The Cassandra Articles

It's a clean machine.

Masters and Servants: Our Relationship with Technology

For Christmas I received a new gift which resulted in a very surprising change in my life. This experience led me to ask myself why such a seemingly small thing could have such a profound impact. I found the answer and it has parallels to what makes good and bad software developers and why the software industry is failing to improve people's quality of life.

My Coffee Grinder

burr grinder

The Servant

burr grinder

The Master

My old coffee grinder worked fine and I had no thoughts of replacing it, but this new one was a "burr" grinder, and not a "blade" grinder. In the words of my son-in-law, "this was going to take my coffee making to the next level". A proper gift is one you enjoy, but which you are unlikely to buy for yourself, so this was a very good gift. Yes, it did make better coffee, hands down. However, as much as I like coffee, an incremental quality bump is not enough to be classified as a profound moment in my life.

What really mattered was what was happening during the grinding process. With the old grinder, I would fill it up, then hold down the button while the blades whirred around for 10 seconds or so. With the new grinder, it has a dial that you set to a specific amount of time, then it grinds until the timer expires. What's the big deal of saving 10 seconds you might say?

In fact, the new grinder takes considerably longer that 10 seconds to grind the same amount of coffee: closer to 25 seconds. So why is this better? The key is that I am able to do something else during that time: e.g., get the coffee beans from the freezer, fetch the cups or coffee filter, etc. With the blade grinder, I am compelled to hold the button down.

My first introspective analysis of this was that the new grinder was a more "civilized" coffee making process. I asked myself, "Why is it that I feel that this is more civilized?" The answer lies in the differences in relationship I had between the old and new grinders.

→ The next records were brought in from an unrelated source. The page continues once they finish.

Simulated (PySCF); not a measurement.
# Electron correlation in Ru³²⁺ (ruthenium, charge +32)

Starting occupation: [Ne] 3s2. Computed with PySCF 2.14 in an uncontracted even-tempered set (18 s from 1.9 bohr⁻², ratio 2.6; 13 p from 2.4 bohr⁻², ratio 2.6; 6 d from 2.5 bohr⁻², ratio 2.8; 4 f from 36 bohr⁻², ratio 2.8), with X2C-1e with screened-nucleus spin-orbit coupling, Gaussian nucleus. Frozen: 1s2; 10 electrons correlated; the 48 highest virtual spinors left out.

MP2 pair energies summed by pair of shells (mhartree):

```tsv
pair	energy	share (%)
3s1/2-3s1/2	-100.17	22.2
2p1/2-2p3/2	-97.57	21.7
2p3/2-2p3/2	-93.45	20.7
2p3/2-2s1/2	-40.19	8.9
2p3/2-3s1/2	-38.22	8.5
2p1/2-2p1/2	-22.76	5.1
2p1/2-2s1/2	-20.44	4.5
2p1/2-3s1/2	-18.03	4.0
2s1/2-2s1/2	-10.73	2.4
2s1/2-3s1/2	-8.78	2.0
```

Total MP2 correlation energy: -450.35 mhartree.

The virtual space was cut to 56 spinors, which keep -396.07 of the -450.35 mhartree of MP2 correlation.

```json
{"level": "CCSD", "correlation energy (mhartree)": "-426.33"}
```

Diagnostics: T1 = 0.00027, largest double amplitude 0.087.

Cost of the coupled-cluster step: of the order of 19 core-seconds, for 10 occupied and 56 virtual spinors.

With the old blade grinder, I was its servant. The machine defined the way it needed to operate which forces me to do something for it that I'd rather not have to do. I have to hold the button down. I have to wait for it to complete. It is telling me how to spend my time and forcing me to do things it needs. With the new burr grinder, I give it a single command and it does what I want and burdens me with no other tasks or requirements. I am the master of this machine: it serves me. This difference is the key point of this article.

Good and Bad Software Developers

yes master

I've been fortunate to have worked with a fairly high caliber of people in my career, but I have run into a few people with vastly inferior skills. In these cases, these people had a very different mind set from the other developers. Computers were still mysterious to them. They depended on tools and user interfaces and were helpless without these structured environments. Worst of all though, they did not understand what happened behind the scenes of these tools. They sometimes had no idea why something was happening, nor did they seemed concerned about their lack of understanding. They sometimes had a weird mental model of what was happening which either made no sense, or which was not at all what was really happening.

They would often spend time doing things they did not understand, or which were very inefficient, because it resulted in the outcome they needed. The better software developers would not put up with this nonsense: they would want to understand what was happening and they would find out how to avoid doing unnecessary, inefficient tasks.

The inferior developers accepted these things as the requirements of the machine. They were a servant to the mysterious machine that dictated their behavior. Good software developers want to be in full control of the machine, they spend a lot of time ensuring they stay in control, and they get frustrated when the machine does not do what they want. The bad developers just accept their situation as if they are powerless to change it.

The Software Industry's Failings

People have dozens of accounts for software sites that provide them with some service: email, calendar, travel sites, shopping sites, restaurant sites, movie sites, etc. And there are dozens of software programs they need: calendars, to-do lists, password managers, file managers, etc. We spend a ridiculous amount of time creating these accounts, shuffling between them, replicating our contact information on all of them, etc.

We seem to just accept this fragmentation as a fact of life. Why is there not a single device that does all the things we need without burdening us with having to set up and manage these disparate systems? Sure, Google, Apple and Microsoft would love to sell you a "complete" solution to all these things, but even if you are willing to hand everything over to them, their own systems put a cognitive burden on you and they do not provide everything you need: nothing just "works". They either deliberately or inadvertently have their own issues that get in the way of you doing something. Worse yet are those things these companies inconvenience you with due to them wanting to lock you in or exploit your information.

We are the slaves to all this technology and these technology companies. The computer tell us to enter our name for the umm-teenth time, tells us to spend 15 minutes upgrading our system every week or so, requires us to learn the proper incantations to find our information, dictate what we can and cannot do and requires about a thousand other time-wasting, annoying tasks that should not be necessary.

The more technically savvy people can set things up so that they minimize their inconveniences, but that requires a bit of work and know-how. The technology exists to reduce all this friction and put the human back in control of the machine, but the technology companies are distracted from solving this problem since they spend most of their time thinking about how to exploit us instead of how to help us.